Increasing your home’s energy efficiency is one of the smartest moves you can make as a homeowner. It will lower your bills, increase the resale value of your property, and help minimize our planet’s fast-approaching climate crisis. While major home retrofits can seem daunting, there are plenty of quick and cost-effective ways to start reducing your carbon footprint today. Here are five easy projects to make your home more sustainable.

1. Weather stripping

If you’re looking to make your home more energy efficient, an energy audit is a highly recommended first step. This will reveal where your home is lacking in regards to sustainability suggests the best plan of attack.

Some form of weather stripping is nearly always advised because it is so easy and inexpensive yet can yield such transformative results. The audit will provide information about air leaks which you can couple with your own knowledge of your home’s ventilation needs to develop a strategic plan.

Make sure you choose the appropriate type of weather stripping for each location in your home. Areas that receive a lot of wear and tear, like popular doorways, are best served by slightly more expensive vinyl or metal options. Immobile cracks or infrequently opened windows can be treated with inexpensive foams or caulking. Depending on the age and quality of your home, the resulting energy savings can be as much as 20 percent.

2. Programmable thermostats

Programmable thermostats

Shutterstock Licensed Photo – By Olivier Le Moal

Programmable thermostats have tremendous potential to save money and minimize unnecessary energy usage. About 45 percent of a home’s energy is earmarked for heating and cooling needs with a large fraction of that wasted on unoccupied spaces. Programmable thermostats can automatically lower the heat overnight or shut off the air conditioning when you go to work.

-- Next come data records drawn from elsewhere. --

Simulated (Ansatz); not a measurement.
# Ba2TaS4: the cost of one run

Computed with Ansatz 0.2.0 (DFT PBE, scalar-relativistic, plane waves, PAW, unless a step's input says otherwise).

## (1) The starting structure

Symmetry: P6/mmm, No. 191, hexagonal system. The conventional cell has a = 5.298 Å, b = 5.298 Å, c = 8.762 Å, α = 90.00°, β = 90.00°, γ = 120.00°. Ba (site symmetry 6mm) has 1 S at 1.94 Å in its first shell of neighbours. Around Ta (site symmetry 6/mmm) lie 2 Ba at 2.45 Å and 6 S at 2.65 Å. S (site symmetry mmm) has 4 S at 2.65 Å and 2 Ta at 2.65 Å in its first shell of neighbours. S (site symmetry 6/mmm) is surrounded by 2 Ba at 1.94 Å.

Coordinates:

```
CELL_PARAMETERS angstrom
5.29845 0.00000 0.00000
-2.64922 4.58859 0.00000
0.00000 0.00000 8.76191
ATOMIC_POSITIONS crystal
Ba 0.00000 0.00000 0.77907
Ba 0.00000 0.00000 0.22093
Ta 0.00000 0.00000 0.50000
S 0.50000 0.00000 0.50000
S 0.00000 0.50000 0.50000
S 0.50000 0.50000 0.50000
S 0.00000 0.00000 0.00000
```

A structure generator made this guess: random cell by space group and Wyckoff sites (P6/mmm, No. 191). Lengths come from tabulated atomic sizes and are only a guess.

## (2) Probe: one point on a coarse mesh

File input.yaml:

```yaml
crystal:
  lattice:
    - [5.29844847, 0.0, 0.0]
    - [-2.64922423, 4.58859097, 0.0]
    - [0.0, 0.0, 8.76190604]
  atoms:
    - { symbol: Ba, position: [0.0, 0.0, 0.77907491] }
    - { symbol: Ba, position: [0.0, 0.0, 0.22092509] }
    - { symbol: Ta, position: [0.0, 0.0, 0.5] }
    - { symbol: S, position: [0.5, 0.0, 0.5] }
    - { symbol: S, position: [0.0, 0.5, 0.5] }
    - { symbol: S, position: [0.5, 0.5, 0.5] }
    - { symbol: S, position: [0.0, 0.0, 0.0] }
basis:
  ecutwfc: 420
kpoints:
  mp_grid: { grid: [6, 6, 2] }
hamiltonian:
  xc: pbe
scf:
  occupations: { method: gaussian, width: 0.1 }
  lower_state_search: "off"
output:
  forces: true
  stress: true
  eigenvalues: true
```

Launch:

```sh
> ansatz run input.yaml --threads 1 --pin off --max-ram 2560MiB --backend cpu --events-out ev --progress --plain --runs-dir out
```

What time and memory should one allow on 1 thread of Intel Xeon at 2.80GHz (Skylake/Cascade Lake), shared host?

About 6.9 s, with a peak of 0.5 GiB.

Every degree Fahrenheit you lower the thermostat equates to 1 percent less energy use, which amounts to considerable savings over the course of a year. When used correctly, programmable thermostats reduce heating and cooling bills by 10 to 30 percent. Of course, the same result can be achieved by manually adjusting your thermostats to coincide with your activities, just make sure you remember to do it!

3. Low-flow water hardware

With the current focus on carbon emissions and climate change, we typically equate environmental stability to lower energy use, but fresh water shortage is an equal threat. Installing low-flow hardware for toilets and showers, particularly in drought prone areas, is an inexpensive and easy way to cut water consumption by 50 percent and save as much as $145 per year.

Older toilets use up to 6 gallons of water per flush, the equivalent of an astounding 20.1 gallons per person each day. This makes them the biggest consumer of indoor water. New low-flow toilets are standardized at 1.6 gallons per flush and can save more than 20,000 gallons a year in a 4-member household.

Similarly, low-flow shower heads can decrease water consumption by 40 percent or more while also lowering water heating bills and reducing CO2 emissions. Unlike early versions, new low-flow models are equipped with excellent pressure technology so your shower will be no less satisfying.

4. Energy efficient light bulbs

An average household dedicates about 5 percent of its energy use to lighting, but this value is dropping thanks to new lighting technology. Incandescent bulbs are quickly becoming a thing of the past. These inefficient light sources give off 90 percent of their energy as heat which is not only impractical from a lighting standpoint, but also raises energy bills even further during hot weather.

New LED and compact fluorescent options are far more efficient and longer lasting. Though the upfront costs are higher, the long term environmental and financial benefits are well worth it. Energy efficient light bulbs use as much as 80 percent less energy than traditional incandescent and last 3 to 25 times longer producing savings of about $6 per year per bulb.

5. Installing solar panels

Adding solar panels may not be the easiest, or least expensive, sustainability upgrade for your home, but it will certainly have the greatest impact on both your energy bills and your environmental footprint. Installing solar panels can run about $15,000 – $20,000 upfront, though a number of government incentives are bringing these numbers down. Alternatively, panels can also be leased for a much lower initial investment.

Once operational, a solar system saves about $600 per year over the course of its 25 to 30-year lifespan, and this figure will grow as energy prices rise. Solar installations require little to no maintenance and increase the value of your home.

From an environmental standpoint, the average five-kilowatt residential system can reduce household CO2 emissions by 15,000 pounds every year. Using your solar system to power an electric vehicle is the ultimate sustainable solution serving to reduce total CO2 emissions by as much as 70%!

These days, being environmentally responsible is the hallmark of a good global citizen and it need not require major sacrifices in regards to your lifestyle or your wallet. In fact, increasing your home’s sustainability is apt to make your residence more livable and save you money in the long run. The five projects listed here are just a few of the easy ways to reduce both your environmental footprint and your energy bills. So, give one or more of them a try; with a small budget and a little know-how, there is no reason you can’t start today.